At Possibly Sometime Tomorrow and Emergency Space in Paris, Here Be Small Monsters gathers six artists around the monsters under the childhood bed — the small, personal ones that live in the gap between a fairy tale and a memory.
Curated by Babette Robertson and Emergency Group, the show brings together Eliott Paquet, Ivan Volkov, Hyewon Mia Lee, Iuliia Skromnaya, Misha Gudwin, and Chunghee Yun. "This is a show about the monsters under the childhood bed," writes Robertson. "Not the big, epic ones but the small, personal ones. The ones that live in the gap between a fairy tale and a memory, in the quiet of a forest at dusk, in the shape of a body that doesn't fit."
Nothing is purely innocent. Nothing is purely dark. The work holds a tense balance: beauty and unease, craft and chaos, humorous and haunted. Materials are chosen like words in a secret language — ceramic, burned wood, airbrushed mist, oil paint, stretched tights. Each artist brings a different register of the uncanny: childhood stories reimagined as adult anxieties, domestic objects charged with quiet menace, surfaces that shift between tenderness and threat.
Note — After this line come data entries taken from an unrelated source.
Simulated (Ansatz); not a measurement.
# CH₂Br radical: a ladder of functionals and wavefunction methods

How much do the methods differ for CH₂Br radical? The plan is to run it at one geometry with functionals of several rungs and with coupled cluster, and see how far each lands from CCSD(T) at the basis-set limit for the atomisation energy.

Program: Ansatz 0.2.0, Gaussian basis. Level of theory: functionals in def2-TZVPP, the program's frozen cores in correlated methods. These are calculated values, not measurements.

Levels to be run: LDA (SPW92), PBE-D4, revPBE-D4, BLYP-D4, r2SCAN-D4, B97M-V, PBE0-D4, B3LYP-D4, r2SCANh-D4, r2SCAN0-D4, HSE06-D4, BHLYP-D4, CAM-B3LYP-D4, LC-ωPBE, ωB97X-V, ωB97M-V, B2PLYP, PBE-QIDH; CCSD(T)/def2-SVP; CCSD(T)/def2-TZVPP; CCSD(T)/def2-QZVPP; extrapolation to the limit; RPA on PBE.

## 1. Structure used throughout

The title riffs on the old mapmakers' warning of uncharted, perilous lands: "Hic sunt dracones" — Here be dragons. But the curators have scaled it down. "The dragons are domestic now," Robertson writes. "They are not grandiose myths, but personal hauntings." In a two-venue presentation that ran through early February 2026, the exhibition argued that the most unsettling territory is the one we already know — the bedroom, the body, the half-remembered story told in the dark.